His particular take on jazz was summed up in his only book: Soul Jazz: Jazz in the Black Community 1945-75, the story of musicians who earned their living mostly in dance halls and clubs of black America and whose recordings were primarily aimed at the listeners they found there. The book starts with the last of the commercially viable popular-oriented black big bands, such as those led by Buddy Johnson and Erskine Hawkins, and advances chronologically via Louis Jordan, Lionel Hampton, Arnett Cobb, Jack McDuff and Lou Donaldson all the way through to Grant Green and Grover Washington Jr. Producers like Teddy Reig and Bob Shad take their place in the narrative, along with record-company bosses as different as Roulette’s Morris Levy, Savoy’s Herman Lubinsky and Verve’s Norman Granz, and radio disc jockeys from Alan Freed (a jazz fan before he helped invent rock and roll) to Frankie Crocker, a hero of disco whose closing theme — at the end of shows full of Kool & the Gang, the Commodores and Earth, Wind & Fire — was King Pleasure’s “Moody’s Mood for Love”.

Porter only wrote his book, he said, because no one else had, and it was a story that needed to be told. If Soul Jazz were a night out, it would be an organ-tenor-guitar-drums quartet playing to an audience of working people in a lounge on the South Side of Chicago: the kind of meat-and-potatoes jazz you could find on the albums Porter supervised. Swing, blues, warmth, engagement, informality, a complete lack of pretension: the recipe for a kind of basic nourishment that might be harder to find today.

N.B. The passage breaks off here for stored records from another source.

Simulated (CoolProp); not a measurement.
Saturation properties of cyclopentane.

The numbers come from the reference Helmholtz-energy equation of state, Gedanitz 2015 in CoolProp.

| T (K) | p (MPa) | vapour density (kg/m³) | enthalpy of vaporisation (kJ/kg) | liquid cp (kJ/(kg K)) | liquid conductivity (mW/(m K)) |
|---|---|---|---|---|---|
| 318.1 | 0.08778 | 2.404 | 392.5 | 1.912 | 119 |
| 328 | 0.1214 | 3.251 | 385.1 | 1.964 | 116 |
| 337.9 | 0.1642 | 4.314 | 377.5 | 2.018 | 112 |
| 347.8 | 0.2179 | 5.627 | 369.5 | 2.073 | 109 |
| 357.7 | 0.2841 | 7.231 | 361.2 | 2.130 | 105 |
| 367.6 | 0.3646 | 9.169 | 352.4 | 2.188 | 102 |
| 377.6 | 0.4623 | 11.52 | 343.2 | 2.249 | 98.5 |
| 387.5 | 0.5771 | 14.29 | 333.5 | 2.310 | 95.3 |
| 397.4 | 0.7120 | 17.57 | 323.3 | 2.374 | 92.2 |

* Bob Porter’s Soul Jazz was published in 2016 by Xlibris.

7 Comments Post a comment
  1. Bill Bolloten #

    There is a very fine interview with Bob Porter on the Jazz United podcast from jazz station WBGO. https://www.wbgo.org/podcast/jazz-united-a-podcast-from-wbgo/2021-04-01/getting-house-wbgos-own-bob-porter-on-soul-jazz

    April 26, 2021
    • zan stewart #

      Bill, thanks so much for that link. ZS

      April 26, 2021
  2. Mark Hoffman #

    An insightful man who gave the best lecture I’ve experienced on r n b when he talked about Big Joe Turner on the Legendary Rhythm and Blues Cruise.

    April 26, 2021
  3. Vicky Germaise #

    Thank you, Richard, for this remembrance of Bob Porter. Bob was always in and out of Atlantic Studios, at 1841 Broadway, when I worked for Arif in the early 80s. The older I got, the more I appreciated him. Not an easy guy to chat with, but the encyclopedic knowledge and deep love of music made it worth the extra effort. I will miss spending Saturday mornings with him, on the radio, in my kitchen. R.I.P., dear Bob.

    April 26, 2021
  4. Thanks to you, Richard, for this remembrance. I am currently reading Soul Jazz — bought it from Bob not long ago, but, drat, now can’t tell him how much I am enjoying his deep knowledge. Cheers.

    April 26, 2021
  5. Colin Harper #

    ‘Swing, blues, warmth, engagement, informality, a complete lack of pretension: the recipe for a kind of basic nourishment that might be harder to find today’ – you’re talking about the backing tracks for every Van Morrison album from the last 20 years… up until the point that Van puts his voice and lyrics on them.

    Bit of trivia – Big Maybelle recorded the equal first ‘Peel session’, broadcast on Top Gear 1/10/67 (five other session guests on the same show: Traffic, Pink Floyd, the Move, Tomorrow, Tim Rose). Only one of those six guests never recorded another BBC session…

    April 27, 2021
  6. Dave Heasman #

    Kindof apropos – on the very same day Quinton Claunch died too.